As banks continue to encounter similar issues, customers may wonder who to switch to. More importantly, the question arises: why is this happening now? Banking apps have been around for years without such issues, so what’s changed? And what can banks do about it?

Times Have Changed

It’s important to set the stage first and examine how our surroundings have evolved. We live in an increasingly digital world, where the traditional practices of cashing checks and using ATMs for balancing inquiries are fading fast. Nearly everything now happens within mobile apps. We demand seamless access to our personal finances—from conducting transactions to transfers, checking balances, investing, and more.

It’s all accessible on our phones.

However, this new landscape also introduces fresh challenges. When it comes to app  crashes, the primary culprit seems to be timing. These downtimes and outages tend to coincide with payday, suggesting that the servers become overloaded with a surge of traffic with a short period of time, leading to crashed.

Any interruption in service for such a vital tool can prove disastrous for both banks and their customers.

Problems on Payday

Some banks might underestimate the significance of a few days offline in an otherwise online month. After all, occasional app downtime due to issues or maintenance is not uncommon. However, for banking apps, these few days of downtime coincide with massive spikes in traffic, precisely when people need access to their money the most.

As a result, banks suffer from a loss of customer confidence, declining brand ratings, and face reputational risks. According to a Ponemon Institute study, even a single minute of downtime can cost a business an average of $9,000, bringing the cost per hour to more than half a million dollars. Such losses prompt longstanding customers to terminate their contracts and transfer their accounts to competitors. The damage to the bank’s overall standing can be devastating, especially given the challenge of establishing and maintaining a customer-first image and reputation.

It’s not just banks and apps facing these challenges. According to PCR, 57% of digitally native millennials immediately form a negative impression of a company’s brand due to website downtime. What’s more, one in three consumers switches to a competitor’s website within 30 seconds if their preferred brand is experiencing downtime.

If the standard is that low for e-commerce, imagine what it’s like for personal finance.

What Banks Can Do to Reduce Downtime

The solution to the issue of downtime occurring due to payday spikes lies in the cloud.

Cloud infrastructure offers capabilities for proactive, on-demand scalability without having to maintain large volumes of idle resources. This lets banks adjust their resources based on what they need, proactively scaling up when it gets busy and down when things are quiet.

Of course, this doesn’t mean banks should choose a cloud solution randomly. Each bank will have needs and IT necessities requiring a specific cloud solution, so it’s essential to have a comprehensive understanding of the options before beginning the process. Hybrid and private cloud solutions can provide the security and control of a single tenant environment, with the scalability and flexibility of cloud technology. Additionally, it’s important to understand that while the cloud can mitigate outages significantly, it cannot eliminate them.
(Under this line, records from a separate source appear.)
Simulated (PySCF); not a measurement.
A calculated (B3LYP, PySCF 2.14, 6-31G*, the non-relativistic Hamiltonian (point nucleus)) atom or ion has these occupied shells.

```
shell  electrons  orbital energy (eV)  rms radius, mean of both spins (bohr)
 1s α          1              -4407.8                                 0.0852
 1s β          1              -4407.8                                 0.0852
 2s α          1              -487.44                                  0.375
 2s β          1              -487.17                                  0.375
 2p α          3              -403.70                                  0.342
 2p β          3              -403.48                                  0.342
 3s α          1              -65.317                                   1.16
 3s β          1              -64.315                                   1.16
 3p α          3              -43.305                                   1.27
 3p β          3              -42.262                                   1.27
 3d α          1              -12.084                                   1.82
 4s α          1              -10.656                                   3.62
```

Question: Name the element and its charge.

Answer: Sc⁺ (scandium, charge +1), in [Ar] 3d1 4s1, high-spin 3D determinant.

Still, the choice between mitigating downtime and ignoring the problem is no choice at all. The digitalization of our society has barely begun and banks that want to keep up must adopt a dynamic cloud solution to handle the relentless advance of technology and transactions.

Conclusion

Banking app downtime equals a significant loss of customer confidence. For banks, trust is everything. It’s not an exaggeration to say that mitigating app downtime—especially around payday—should be among the top priorities for any bank in the 21st century. Those who ignore it will fall behind, while those who take it seriously will gain an edge over their competitors.

That said, switching cloud solutions will mean a significant investment in IT, either by growing an internal team or partnering with a managed cloud provider. But, that investment is still a small price to pay, considering the alternative.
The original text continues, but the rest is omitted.